4 top trends for big data analytics in 2020
2019 has been, without a doubt, one of the most eventful years for the data industry across the board. We have witnessed groundbreaking cloud innovations and the rise of better ways to collect, access, and analyze big data. All these changes are rapidly improving e the amount of value enterprises are getting from their data.
In 2020, enterprises will evolve in how they approach their data maturity and strategize their cloud investments. The new year will bring compelling reasons to focus on modern cloud data lakes; increased efficiency of cloud services to remarkably reduce cloud computing costs; easier ways to make IoT data a valuable business asset; and open source innovations to accelerate analytics results.
With that in mind, here are four top big data predictions that enterprises should keep an eye on for 2020.
Cloud data warehouses turn out to be a big data detour
Given the tremendous cost and complexity associated with traditional on-premise data warehouses, it wasn’t surprising that a new generation of cloud-native enterprise data warehouse emerged. But savvy enterprises have figured out that cloud data warehouses are just a better implementation of a legacy architecture, and so they’re avoiding the detour and moving directly to a next-generation architecture built around cloud data lakes.
In this new architecture data doesn’t get moved or copied, there is no data warehouse, and no associated ETL, cubes, or other workarounds. I predict 75% of the global 2000 will be in production or in pilot with a cloud data lake in 2020, using multiple best-of breed engines for different use cases across data science, data pipelines, BI, and interactive/ad-hoc analysis.
Enterprises say goodbye to performance benchmarks, hello to efficiency benchmarks
Escalating public cloud costs have forced enterprises to re-prioritize the evaluation criteria for their cloud services, with higher efficiency and lower costs now front and center. The highly elastic nature of the public cloud means that cloud services can (but don’t always) release resources when not in use. And services which deliver the same unit of work with higher performance are in effect more efficient and cost less.
In the on-premises world of over-provisioned assets such gains are hard to reclaim. But in the public cloud time really is money. This has created a new battleground where cloud services are competing on the dimension of service efficiency to achieve the lowest cost per compute, and 2020 will see that battle heat up.
IoT data finally becomes queryable
The explosion of IoT devices has created a flood of data typically landing in data lake storage such as AWS S3 and Microsoft ADLS as the system of record. But while capturing and storing IoT data is easy, the semi-structured nature of IoT data makes it difficult to process and use: data engineers are forced to build and maintain complex, and often brittle, data pipelines to enrich IoT data, add context to it, and accelerate it.
Software AG has stepped in to tackle this problem head on with their Cumulocity IoT Data Hub, and I predict that in 2020, IoT data will be directly queryable at high performance via business intelligence, self-service analytic, machine learning, or SQL-based tools.
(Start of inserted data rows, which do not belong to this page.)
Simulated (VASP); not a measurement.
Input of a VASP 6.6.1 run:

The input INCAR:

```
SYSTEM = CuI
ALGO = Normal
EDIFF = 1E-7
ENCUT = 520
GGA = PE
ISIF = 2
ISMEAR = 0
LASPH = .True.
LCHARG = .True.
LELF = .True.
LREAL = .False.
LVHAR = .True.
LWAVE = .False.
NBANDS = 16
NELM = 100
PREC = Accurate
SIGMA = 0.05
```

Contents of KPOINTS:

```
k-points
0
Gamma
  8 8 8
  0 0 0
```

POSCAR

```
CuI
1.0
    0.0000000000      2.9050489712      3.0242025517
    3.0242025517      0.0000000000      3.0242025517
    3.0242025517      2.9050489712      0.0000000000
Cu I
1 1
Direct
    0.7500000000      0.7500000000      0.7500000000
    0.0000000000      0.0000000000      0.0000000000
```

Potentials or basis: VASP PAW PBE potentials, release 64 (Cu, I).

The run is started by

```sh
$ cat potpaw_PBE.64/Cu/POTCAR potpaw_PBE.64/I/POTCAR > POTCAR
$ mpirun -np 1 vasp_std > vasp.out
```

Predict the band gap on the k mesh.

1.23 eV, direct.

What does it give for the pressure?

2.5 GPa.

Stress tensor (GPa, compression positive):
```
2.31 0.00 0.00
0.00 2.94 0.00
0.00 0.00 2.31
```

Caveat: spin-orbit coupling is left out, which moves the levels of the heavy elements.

The rise of data microservices for bulk analytics
Traditional operational microservices have been designed and optimized for processing small numbers of records, primarily due to bandwidth constraints with existing protocols and transports. I predict a new category of data microservices focused on bulk analytical operations with high volumes of records, and in turn these data microservices will enable loosely coupled analytical architectures which can evolve much faster than traditional monolithic analytical architectures.